Photo Information

One shot, one kill: With perfect form and extreme intensity, Master Gunnery Sgt. Timothy G. Haddix dodges his opponent?s guard and strikes him with a killing thrust to the torso, giving him the win.

Photo by Lance Cpl. Ryan E. Turnage

Disbursing Marines turn hostile

25 Oct 2007 | Lance Cpl. Ryan E. Turnage

Lance Cpl. Ryan E. Turnage

 Marine Corps Base

 Oct. 25, 2007

 MARINE CORPS BASE CAMP LEJEUNE, N.C. – Paperwork and pay issues are not the only things disbursing Marines tackle here. More than 70 disbursing Marines stepped away from mountains of paperwork to gear up and battle with pugil sticks.

 “Pugil sticks are not only good training, but they’re fun and motivating,” said 20-year-old Lance Cpl. Larry J. Hill, a Cliffside North Carolina native and travel clerk with Disbursing Office, Headquarters and Support Battalion, Marine Corps Base Camp Lejeune.
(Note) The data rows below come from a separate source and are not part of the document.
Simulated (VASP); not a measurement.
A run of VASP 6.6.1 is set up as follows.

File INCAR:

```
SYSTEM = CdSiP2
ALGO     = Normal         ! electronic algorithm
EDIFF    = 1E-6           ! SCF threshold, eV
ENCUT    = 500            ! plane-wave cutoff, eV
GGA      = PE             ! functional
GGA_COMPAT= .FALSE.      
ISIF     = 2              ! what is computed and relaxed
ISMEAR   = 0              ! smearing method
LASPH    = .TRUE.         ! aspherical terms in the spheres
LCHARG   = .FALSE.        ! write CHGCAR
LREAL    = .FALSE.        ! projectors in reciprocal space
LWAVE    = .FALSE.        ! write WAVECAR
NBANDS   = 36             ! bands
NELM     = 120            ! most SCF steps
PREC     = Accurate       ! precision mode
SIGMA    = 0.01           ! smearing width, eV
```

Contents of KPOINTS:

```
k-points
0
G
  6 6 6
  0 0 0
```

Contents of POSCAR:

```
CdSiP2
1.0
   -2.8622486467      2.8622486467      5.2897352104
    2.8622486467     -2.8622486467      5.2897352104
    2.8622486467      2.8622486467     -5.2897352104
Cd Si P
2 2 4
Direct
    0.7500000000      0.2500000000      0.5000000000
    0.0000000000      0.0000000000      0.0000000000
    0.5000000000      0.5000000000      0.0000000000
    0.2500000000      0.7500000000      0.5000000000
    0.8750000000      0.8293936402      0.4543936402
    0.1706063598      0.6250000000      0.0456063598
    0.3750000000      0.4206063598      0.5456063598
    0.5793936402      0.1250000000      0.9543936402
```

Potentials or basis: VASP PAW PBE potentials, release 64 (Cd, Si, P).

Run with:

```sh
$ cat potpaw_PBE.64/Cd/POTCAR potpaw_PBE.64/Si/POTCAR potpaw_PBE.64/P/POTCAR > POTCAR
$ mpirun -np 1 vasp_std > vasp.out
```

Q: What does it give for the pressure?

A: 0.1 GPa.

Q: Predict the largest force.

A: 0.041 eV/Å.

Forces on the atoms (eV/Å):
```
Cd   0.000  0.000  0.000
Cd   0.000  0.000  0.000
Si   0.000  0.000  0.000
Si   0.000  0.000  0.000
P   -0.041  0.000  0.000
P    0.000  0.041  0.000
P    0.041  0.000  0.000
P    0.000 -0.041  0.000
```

 Falling rain only increased the intensity and motivation of the surrounding dispersers.

 “Even though it’s raining today, we are still training hard to better prepare our bodies and mind for deployment or any situation,” said Hill.

 The only way to win a fight is to strike an opponent with the red tip or with a severe strike of the butt stock. Red symbolizes the bayonet attached to a rifle. Big hits get spectators cheering, but unfortunately don’t end the match.

 In combat, a strike with the butt stock of the rifle may not kill a person and the fight will continue. Disbursers must keep a combat mindset whether it’s fighting paperwork or training to deploy.

 Currently, there are 54 disbursing Marines from the base disbursing office deployed in support of Operation Iraqi Freedom, according to Master Gunnery Sgt. Timothy G. Haddix, the battalion’s disbursing chief, and they expect more than 50 Marines to deploy in the near future.

 “Combat training is essential for these Marines because dealing with paperwork can take their minds off the main goal of the Marine Corps,” he said.

 A Marine may not always have ammunition, he continued. It’s essential to learn proper hand-to-hand combat skills and practice them frequently to have the confidence to survive in combat.

 Although this fight left the Marines wet, muddy and tired, they were together now just as they will be in combat.

 Other than pugil sticks, the disbursers plan to train at the Military Operations on Urban. Terrain facility here, as well as advance in the Marine Corps Martial Arts Program. Combat readiness takes time and as much training as possible.